UPS said weather could cause delays in areas not directly hit by the storms. Packages may take longer to get from one place to another, and many delivery services move goods through big sorting hubs in the middle of the country to serve both the East and West Coasts. UPS’s main air hub is in Louisville, Ky., and it also has a hub in Dallas, for example.
The winter storm prompted the United States Postal Service to close post offices, processing hubs and other facilities in Texas, Alabama and Mississippi, according to its website.
The storm has also affected Amazon, which operates its own large logistics network that includes planes, hubs and delivery vans operated by contractors.
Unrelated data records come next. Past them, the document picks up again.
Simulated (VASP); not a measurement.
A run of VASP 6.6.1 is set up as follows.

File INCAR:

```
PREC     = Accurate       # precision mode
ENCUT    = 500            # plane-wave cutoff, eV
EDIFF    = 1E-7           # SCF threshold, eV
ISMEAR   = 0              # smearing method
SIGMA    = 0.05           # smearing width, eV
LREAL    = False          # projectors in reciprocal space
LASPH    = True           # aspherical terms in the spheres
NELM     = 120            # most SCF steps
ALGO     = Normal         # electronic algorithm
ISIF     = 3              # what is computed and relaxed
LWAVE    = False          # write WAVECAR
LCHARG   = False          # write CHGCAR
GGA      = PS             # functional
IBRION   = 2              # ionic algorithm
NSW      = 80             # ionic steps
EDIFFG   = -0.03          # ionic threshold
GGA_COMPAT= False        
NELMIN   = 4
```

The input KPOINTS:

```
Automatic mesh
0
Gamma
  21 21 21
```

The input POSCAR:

“The health and safety of our employees, customers and the drivers who deliver packages is our top priority,” Maria Boschetti, a spokeswoman, said in a statement. “Out of an abundance of caution and to ensure everyone’s safety, we have closed some of our sites in Arkansas, Illinois, Oklahoma, Missouri, Tennessee, Texas, Indiana and Kentucky.”
Some automakers said they shut down operations in an effort to limit their energy use. Ford closed a plant in Claycomo, Mo., near Kansas City, Mo., this week “to ensure we minimize our use of natural gas that is critical to people’s homes,” a company spokeswoman said.
The plant produces the F-150 pickup truck, one of the industry’s best-selling vehicles. Ford doesn’t plan to resume normal operations at its shuttered plant until Monday. The factory employs about 7,300 people. Union workers will be paid 75 percent of their gross pay for the week.
Nissan closed its four U.S. plants on Monday and canceled the morning and afternoon shifts on Tuesday, a spokeswoman said. Two of the plants, in Canton, Miss., and Smyrna, Tenn., make cars and the other two, both in Decherd, Tenn., make engines. The company is monitoring the situation to see if it can resume production Tuesday night.